Ann Demeulemeester returns, sort of
Ann Demeulemeester returned to Paris to see the rebirth of her fashion house Sunday, though from the front and not the backstage, and sitting snugly beside the brand’s new owner, Italian fashion entrepreneur Claudio Antonioli.
The collection, as it has been for the last few seasons, was designed by an in-house creative team. No one took a bow, which was probably just as well.
The show comes a couple of weeks after Ann and her husband cleverly revamped the house’s famed flagship in its hometown of Antwerp. So, given the deep pockets of Antonioli, who walked away from the sale of New Guards – the licensee of Off-White - with several hundred million euros, there was considerable anticipation about this show.
The result was a perfectly acceptable collection for Spring/ Summer 2022 bearing the label Ann Demeulemeester. Just that the magic seemed to be missing. No muse seemed to have greatly inspired the collection, with the possible exception of lady called Madame Merchandiser.
She has been present in multiple collections in Milan and Paris as houses grapple with a terrible year of business and concentrate on making predictable fashion to entice former clients back into their stores, or more often online.

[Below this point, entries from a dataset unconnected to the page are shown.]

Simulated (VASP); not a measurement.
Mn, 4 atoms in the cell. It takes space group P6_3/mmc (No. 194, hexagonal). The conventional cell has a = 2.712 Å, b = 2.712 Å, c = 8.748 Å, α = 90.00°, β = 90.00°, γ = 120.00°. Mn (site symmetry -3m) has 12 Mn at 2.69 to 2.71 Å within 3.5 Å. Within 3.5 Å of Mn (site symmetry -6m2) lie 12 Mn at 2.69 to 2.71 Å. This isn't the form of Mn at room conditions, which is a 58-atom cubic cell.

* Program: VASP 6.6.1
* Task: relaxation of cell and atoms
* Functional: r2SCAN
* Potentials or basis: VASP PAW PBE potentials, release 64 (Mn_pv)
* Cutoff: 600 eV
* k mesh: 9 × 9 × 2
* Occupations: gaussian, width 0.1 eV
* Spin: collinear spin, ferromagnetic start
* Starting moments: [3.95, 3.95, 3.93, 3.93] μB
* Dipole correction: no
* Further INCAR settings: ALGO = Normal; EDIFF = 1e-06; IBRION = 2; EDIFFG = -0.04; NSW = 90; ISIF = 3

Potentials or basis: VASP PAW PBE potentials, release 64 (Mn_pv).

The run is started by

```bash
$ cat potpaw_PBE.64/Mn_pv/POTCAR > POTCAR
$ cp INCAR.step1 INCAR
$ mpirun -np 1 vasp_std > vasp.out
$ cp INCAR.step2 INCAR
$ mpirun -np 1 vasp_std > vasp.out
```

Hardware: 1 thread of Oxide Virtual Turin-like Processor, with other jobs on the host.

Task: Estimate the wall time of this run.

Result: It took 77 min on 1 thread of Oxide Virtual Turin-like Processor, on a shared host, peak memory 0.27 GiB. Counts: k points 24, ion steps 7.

In effect, the collection felt like a simulacrum of Demeulemeester, a designer known for her poetic style, rock 'n' roll attitude and ability to impart real emotion into her shows.
All that is not to say the collection didn't have plenty to wear. Or many of Ann’s signatures – multiple drawstrings; unlikely grommet placements; belts trailing from waist and quirky phrases written onto T-shirts. Or this season, sketched onto couple of models’ cheekbones.
Ann always loved a statement hat, and practically every model wore one - whether planter’s stove pipes or colonial playboy bowlers, with slim brims trimmed with satin.
The new team also updated the Ann silhouette, going for a wider, more forgiving version – with oversized jackets and billowing pants with large turn-ups – for both men and women in this co-ed show. Matter of fact, the tailoring was embracing and flattering, from the double-breasted jackets with endless lapels to the Edwardian gent coats worn elongated knit sheaths to some great mat leather rocker coats.
All told, a perfectly respectable collection that however lacked the edgy majesty of classic Ann collections, making it more like a Demeulemeester bis, rather than a real rebirth.